Although concern was expressed about the wolves becoming habituated to humans or to the captive conditions, the temporary holding period was not long in the life of a wolf. In Alaska and Canada, wolves are seldom known to develop the habituated behaviors seen more commonly in grizzly bears. Wolves, while social among their own kind, typically avoid human contact. They are highly efficient predators with well-developed predatory instincts. Their social structure and pack behavior minimizes their need to scavenge food or garbage available from human sources. Compared to bears, whose diet is predominantly vegetarian, wolves have less specific habitat requirements. The wolves' primary need is for prey, which is most likely to be elk, deer, and other ungulates in these recovery areas.
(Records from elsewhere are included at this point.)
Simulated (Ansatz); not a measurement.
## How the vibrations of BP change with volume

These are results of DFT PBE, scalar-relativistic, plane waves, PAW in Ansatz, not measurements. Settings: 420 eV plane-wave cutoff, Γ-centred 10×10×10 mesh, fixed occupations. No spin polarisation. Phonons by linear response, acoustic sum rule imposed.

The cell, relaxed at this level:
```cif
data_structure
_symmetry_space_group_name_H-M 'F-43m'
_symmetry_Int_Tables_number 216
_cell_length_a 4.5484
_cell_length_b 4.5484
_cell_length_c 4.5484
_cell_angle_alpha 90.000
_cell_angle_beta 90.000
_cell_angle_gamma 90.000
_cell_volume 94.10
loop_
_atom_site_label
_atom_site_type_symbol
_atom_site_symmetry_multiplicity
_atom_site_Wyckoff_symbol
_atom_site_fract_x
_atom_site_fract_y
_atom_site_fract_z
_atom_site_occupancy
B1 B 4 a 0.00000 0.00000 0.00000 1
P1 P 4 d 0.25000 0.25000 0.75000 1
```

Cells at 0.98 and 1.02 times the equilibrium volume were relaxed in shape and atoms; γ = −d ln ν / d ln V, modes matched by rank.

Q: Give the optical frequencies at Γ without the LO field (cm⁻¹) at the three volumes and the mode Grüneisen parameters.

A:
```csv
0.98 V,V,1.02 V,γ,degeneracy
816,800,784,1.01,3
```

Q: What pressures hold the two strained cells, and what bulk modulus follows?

In 1995, fourteen wolves were released into Yellowstone National Park. In 1996, seventeen more wolves were brought from Canada and released. After release, several thousand visitors were lucky to view wolves chasing and killing elk or interacting with bears during spring. A park ranger and a group of visitors watched a most exciting encounter between two packs which likely resulted in one young wolf's death. This was not the first fatal encounter between wolves, although human-caused mortalities still outnumber inter-pack strife as a cause of wolf deaths.

Yellowstone's first fourteen wolves bore two litters totalling nine pups. In 1996, four packs produced fourteen pups. After the wolves’ release in 1996, plans to transplant additional wolves were terminated due to reduced funding and due to the wolves' unexpected early reproductive success.

However there has been much controversy about the reintroduction, particularly from ranchers and farmers with stock that has been taken, this has required the need for compensation and many controls to be in place.